Terraform, Destroy Provisioners and Pre-Staging Octopus Deploy Tentacle Certificates

At work we've spent the last 12 months or more rebuilding our platform in Terraform. We previously had automation around deploying the VMs themselves (and Puppet would take over the configuration when the machines came up), but other stuff such as setting up Virtual Networks, VPN gateways and routing, Domain Controllers and whatnot were always partially or totally manual.

With Terraform, we now have the ability to create and destroy an entire environment (which can comprise as much or as little of our platform as we choose) and have the whole process automated end-to-end. Getting there has been hard, and we still have few loose ends here and there that need finishing.

Anyway, this post is about one of the issues that we came across when repeatedly creating/destroying an environment. One of the really useful features of Terraform is the destroy provisioner which is only invoked when you're actually deleting infrastructure. It comes into its own for housekeeping, and also in preparation for the same infrastructure to be recreated without causing problems. A Puppet Master, for example, won't sign a certificate request for a node that it thinks it's already managing, even if the VM has since been blown away and rebuilt. The certificate needs to first be removed so that a node with the same name can submit a new certificate signing request. Solution - destroy provisioner.
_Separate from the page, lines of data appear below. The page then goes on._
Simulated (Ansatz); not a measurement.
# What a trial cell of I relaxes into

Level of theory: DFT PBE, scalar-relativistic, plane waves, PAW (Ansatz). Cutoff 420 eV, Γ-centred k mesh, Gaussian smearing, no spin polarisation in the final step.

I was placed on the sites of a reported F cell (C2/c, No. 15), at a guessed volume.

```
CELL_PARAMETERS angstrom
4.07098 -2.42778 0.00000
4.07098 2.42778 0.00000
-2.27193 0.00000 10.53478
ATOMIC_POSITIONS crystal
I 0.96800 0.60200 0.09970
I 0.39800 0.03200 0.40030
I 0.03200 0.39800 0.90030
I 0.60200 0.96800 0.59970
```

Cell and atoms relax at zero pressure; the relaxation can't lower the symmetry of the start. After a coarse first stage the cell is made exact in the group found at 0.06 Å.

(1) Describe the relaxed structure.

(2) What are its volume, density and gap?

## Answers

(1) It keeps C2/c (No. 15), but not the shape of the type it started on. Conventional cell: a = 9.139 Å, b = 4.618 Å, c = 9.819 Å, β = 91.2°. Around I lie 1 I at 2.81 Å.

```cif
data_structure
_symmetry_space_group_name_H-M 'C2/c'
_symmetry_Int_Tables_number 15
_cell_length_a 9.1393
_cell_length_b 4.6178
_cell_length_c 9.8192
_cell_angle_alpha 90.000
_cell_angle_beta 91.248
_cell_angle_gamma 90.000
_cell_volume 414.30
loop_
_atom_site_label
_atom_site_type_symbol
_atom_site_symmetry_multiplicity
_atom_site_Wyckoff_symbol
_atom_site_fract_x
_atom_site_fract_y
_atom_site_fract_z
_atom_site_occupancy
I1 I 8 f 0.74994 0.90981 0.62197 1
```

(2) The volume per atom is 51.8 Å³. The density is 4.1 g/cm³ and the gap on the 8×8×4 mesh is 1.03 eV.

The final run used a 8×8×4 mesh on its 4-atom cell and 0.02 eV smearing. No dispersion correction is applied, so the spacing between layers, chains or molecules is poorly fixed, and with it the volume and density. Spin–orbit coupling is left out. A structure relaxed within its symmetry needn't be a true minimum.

It's the same with Octopus Deploy. A destroy provisioner can be used to remove a machine from a given environment on the OD server as part of the destroy process. When the machine gets recreated, the machine comes up, joins the Puppet Master, and then starts installing stuff like the OD Tentacle which rejoins it to the OD server. Except, under certain circumstances, it didn't.

These "certain circumstances" were when we wanted to perform the initial Puppet Agent run as part of the Terraform provisioning process. This affords us two things: the log output of all the Puppet Agent runs across all nodes are recorded in the console output, and a failed agent run will also bubble the error up to Terraform itself, causing Terraform to mark the apply as failed. If something was broken in Puppet, Terraform could tell us as soon as the environment had been deployed.

What I found was that the OD Tentacle installation process was unable to generate itself a new certificate when the Agent was invoked by Terraform over WinRM. This issue is not specific to Terraform or WinRM, or OD, and it's fairly well documented here - the reason in a nutshell is that the Windows user profile isn't loaded in these circumstances and, without the profile loaded, certain standard Cryptographic functions will not work.

There were a couple of solutions suggested in that Github issue, the most reliable of which was to create a scheduled task on the box which would generate the certificate (the schedule task would, of course, load the user profile if it was told to). These solutions felt a bit grubby and brittle. We need something more robust...

The only step that was having problems was the certificate generation. As well as generating a new certificate, the OD tentacle is also able to import an existing one. So, if we could somehow generate one up-front that could be imported, that would solve it. After looking at a few ways of doing this, I finally tried what turned out to be a much more elegant solution, especially given that we're running Terraform exclusively on Linux or Mac OS.

The OD Tentacle just needs a self-signed certificate in PFX format, including the private key with no password, Base64 encoded. Using the same private key file for all certificates (saved in the current directory as octopus.key), and with a variable $fqdn set to the name of the node that the certificate is intended for, this pipeline will produce a certificate that can be imported by the OD tentacle:

openssl req -x509 -new -key octopus.key -days 3650
-subj "/C=GB/ST=YourState/L=YourCity/O=Your Company/OU=Department/CN=${fqdn}" | openssl pkcs12 -export -inkey octopus.key -passout pass: |
openssl base64

Gist here

This script is invoked by Terraform's External Provider to get the result of the above pipeline, and use it in a file provisioner to copy the certificate to the node being provisioned. After Puppet takes over, the OD Tentacle installer first looks for a certificate file in a known location and imports it if it finds one. If not, it falls back to the old method of generating its own certificate.

Simple and effective. I just wish I had looked at this solution first rather than trying to get around the user profile issue!